DAVID HALBERSTAM, R.I.P.
We read Summer of ‘49 when we were thirteen. It’s a baseball book, so there’s the requisite amount of sappy mythologizing and pablum surrounding baseball as a sport. It happens. Any football fan knows it, too–just compare the end of a baseball book to a football book.
Baseball book ending: “As he tiptoed across home plate, he crossed the geometric boundaries of the field and entered a new realm: an apotheosis, a one-way ticket to a Valhalla of the memory, something blah blah about timeless America death memory blah blah.”
Football book ending:”He went off right tackle. He scored. They won. They all got totally fucking drunk and banged some women. The end. Ooh-rah.”

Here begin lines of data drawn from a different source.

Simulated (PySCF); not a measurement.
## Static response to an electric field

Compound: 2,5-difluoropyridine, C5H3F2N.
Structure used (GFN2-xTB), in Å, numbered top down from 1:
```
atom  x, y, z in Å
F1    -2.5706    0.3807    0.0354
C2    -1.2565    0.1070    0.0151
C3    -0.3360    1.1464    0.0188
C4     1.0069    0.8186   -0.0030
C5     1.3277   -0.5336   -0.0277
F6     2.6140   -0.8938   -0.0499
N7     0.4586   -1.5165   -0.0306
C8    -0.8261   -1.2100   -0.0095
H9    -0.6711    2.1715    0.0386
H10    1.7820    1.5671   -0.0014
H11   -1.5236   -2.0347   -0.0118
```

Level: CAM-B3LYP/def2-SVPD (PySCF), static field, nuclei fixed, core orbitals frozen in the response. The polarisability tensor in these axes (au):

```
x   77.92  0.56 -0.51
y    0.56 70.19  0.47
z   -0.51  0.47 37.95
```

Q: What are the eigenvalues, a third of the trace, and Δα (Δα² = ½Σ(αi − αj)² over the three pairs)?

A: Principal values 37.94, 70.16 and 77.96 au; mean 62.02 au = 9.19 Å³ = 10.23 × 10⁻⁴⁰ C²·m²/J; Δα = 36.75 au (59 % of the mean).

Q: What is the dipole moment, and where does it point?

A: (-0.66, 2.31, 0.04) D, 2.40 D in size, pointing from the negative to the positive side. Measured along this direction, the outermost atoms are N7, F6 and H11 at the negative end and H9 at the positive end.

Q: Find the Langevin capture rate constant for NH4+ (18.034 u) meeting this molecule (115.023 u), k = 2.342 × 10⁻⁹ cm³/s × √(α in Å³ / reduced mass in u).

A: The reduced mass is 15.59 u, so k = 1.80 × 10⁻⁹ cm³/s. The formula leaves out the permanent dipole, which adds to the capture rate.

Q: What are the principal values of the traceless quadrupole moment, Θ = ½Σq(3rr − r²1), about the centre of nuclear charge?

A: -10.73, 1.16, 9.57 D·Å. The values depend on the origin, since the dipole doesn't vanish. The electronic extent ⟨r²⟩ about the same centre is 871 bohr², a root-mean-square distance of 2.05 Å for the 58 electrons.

David Halberstam, though, made the guys in baseball seem real, tangible, and anything but walking angels serving as the hokey projected mythology of a naive nation. Read Summer of ‘49 and you will fall in love with Ted Williams because as Halberstam so deftly shows, he could not be anything but himself at all times. He curses non-stop, referring to Yankee pitcher Ed Lopat only as “that fucking Lopat.” He critiques the driving of his teammates down to fine details (”Bobby, I’m a better driver than you because you use too much brake.”) He’s a scientist of a hitter who can’t seem to understand why his teammates can’t bat .350 and hit 30 home runs a year. He’s annoying, gifted, pigheaded, cranky, iconoclastic, petty, and overwhelmingly likeable, something no other sportswriter bothered to notice in the twenty plus years he played in Boston.
Halberstam was the guy who brought us into the cult of Ted, one of the last vestiges of our youthful baseball fandom. The galling thing is that Halberstam wrote sports books for fun in between his work as a Vietnam war correspondent, winning the Pulitzer Prize at 30, and writing The Best and the Brightest. He wrote about everything and wrote it all well.

David Halberstam: 1934-2007.
Halberstam died in a car wreck today at 73. Rest in peace, wordfreak. We’re off to get another cup of coffee and wonder why we haven’t finished that 2,000 word freelance piece yet…because Halberstam would have killed it off in between dispatches from Saigon.












14
Breaks of the Game might be the best book ever written about the NBA, and it taught me that John Wooden gave Bill Walton permission to smoke. Which skewed my perceptions.
Comment by royalfan5 — April 24, 2007 @ 8:44 pm
13
Led by Urban Meyer’s not-so-secret yet all-too-steamy affair with Bill Belichik, I picked up Education of a Coach this past summer, and introduced myself to Halberstam. It’s something remarkable when a sports fanatic like me shows a book to the history-nerd behind the Barnes and Noble counter, and he immediately applaudes my choice — following that Halberstam’s book on the 50’s is one of the best he’s ever read.
Like you said… he wrote about everything, and he wrote it all well.
Comment by thehakujin — April 24, 2007 @ 6:01 pm
12
“Summer of ‘49″ is one of those books that I read every year; not as a ritual, but because even after 20-25 times, the writing is still crisp and a model for my work. “The Reckoning” is the story of my culture, his other stuff is top-notch, and I can only imagine what this football book he was working on would have been like.
I understand he was on his way to visit Y.A. Tittle for an interview over lunch, when the grad student’s car got creamed. From the reports, the driver might have been lost, or at least disoriented. I know the area, it’s down by the Sun campus in east Menlo Park, and that road is a freaking dragstrip at all hours.
Apparently, his last book is in galleys, so I know what’s on my Christmas list.
Comment by PJ from NU in SF — April 24, 2007 @ 5:14 pm
11
I read “The Fifties” when I was 18. Great book and it did a good job of pointing out that much of what happened in the 60s was not new, but the groundwork was laid in the 50s. Since I had argued the same thing on my 10th grade AP American History exam, I was quite happy with myself. I also read the book he wrote on Michael Jordan and I enjoyed it, but more for his style than learning anything new about Jordan. I’ve made it about a third of the way through “The Best and the Brightest,” but it’s slow going because Halberstam introduces a new character very so often and then spends ten pages describing if they were in or out of the Establishment.
I don’t know where I was going with this other than to say that I like his books and never finished his most famous one.